Report to the People
27th November 2006
Age
of Reason
What’s the worst mistake
you’ve ever made? Buying that
timeshare while on holiday and on the wrong side of a jug of sangria?
Putting money on Manchester United to win the Champions’ League?
What about starting smoking?
Most smokers want to quit and
wish they’d never taken up the deadly habit. And they certainly don’t want their children following in
their footsteps.
We know that the younger you
start smoking, the harder it is to stop. And
so it was to help prevent children from making this lethal mistake that I
secured an amendment to the Smoking, Health and Social Care Act to give
Ministers the power to raise the minimum age at which tobacco can be purchased.
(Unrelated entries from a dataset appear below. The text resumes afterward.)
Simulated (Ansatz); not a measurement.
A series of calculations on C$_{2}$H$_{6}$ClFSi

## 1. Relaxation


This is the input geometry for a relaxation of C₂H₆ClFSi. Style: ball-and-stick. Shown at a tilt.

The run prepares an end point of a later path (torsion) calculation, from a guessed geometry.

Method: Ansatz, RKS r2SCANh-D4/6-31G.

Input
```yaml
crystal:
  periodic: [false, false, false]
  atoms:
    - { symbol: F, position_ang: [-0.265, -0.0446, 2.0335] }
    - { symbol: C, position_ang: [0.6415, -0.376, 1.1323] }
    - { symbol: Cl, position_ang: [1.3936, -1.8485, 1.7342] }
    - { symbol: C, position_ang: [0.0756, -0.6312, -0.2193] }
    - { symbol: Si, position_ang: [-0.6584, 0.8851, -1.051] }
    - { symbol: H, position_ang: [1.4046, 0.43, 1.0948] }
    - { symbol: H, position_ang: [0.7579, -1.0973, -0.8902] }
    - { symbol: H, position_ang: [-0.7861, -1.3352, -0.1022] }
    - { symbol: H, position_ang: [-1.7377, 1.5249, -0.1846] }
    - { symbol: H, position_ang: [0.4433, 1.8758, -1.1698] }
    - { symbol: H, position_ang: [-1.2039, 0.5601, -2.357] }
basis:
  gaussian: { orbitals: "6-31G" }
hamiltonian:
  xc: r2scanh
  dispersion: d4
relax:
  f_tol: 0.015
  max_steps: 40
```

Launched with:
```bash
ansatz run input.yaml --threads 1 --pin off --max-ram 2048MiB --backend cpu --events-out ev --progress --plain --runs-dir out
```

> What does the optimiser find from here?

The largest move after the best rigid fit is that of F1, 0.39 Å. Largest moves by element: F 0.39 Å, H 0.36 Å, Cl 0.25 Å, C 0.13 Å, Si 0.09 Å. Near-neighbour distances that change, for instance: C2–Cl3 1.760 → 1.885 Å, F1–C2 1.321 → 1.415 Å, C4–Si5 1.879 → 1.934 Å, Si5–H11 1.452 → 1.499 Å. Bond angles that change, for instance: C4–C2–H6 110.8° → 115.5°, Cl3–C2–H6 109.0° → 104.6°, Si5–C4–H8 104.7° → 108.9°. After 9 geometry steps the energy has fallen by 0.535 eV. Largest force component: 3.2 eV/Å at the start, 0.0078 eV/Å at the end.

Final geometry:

I was therefore delighted at
the news last week that experts which Ministers were consulting on whether to
use this power have come out in favour of raising the age from 16 to 18.
On receiving the experts’
report, Health Minister, Andy Kerr, declared that the necessary regulations will
be drawn up and put before parliament within a matter of months - a huge relief
after, as you will have read in your Telegraph
last Monday, some frankly disgraceful behind-the-scenes political posturing
had threatened to block the move.
Like any health reform, this
is not a panacea. But, every time
it prevents a child buying cigarettes and saves them from a life of tobacco
addition, it strikes another blow against the chronic public health problems
which have blighted Scotland for too long.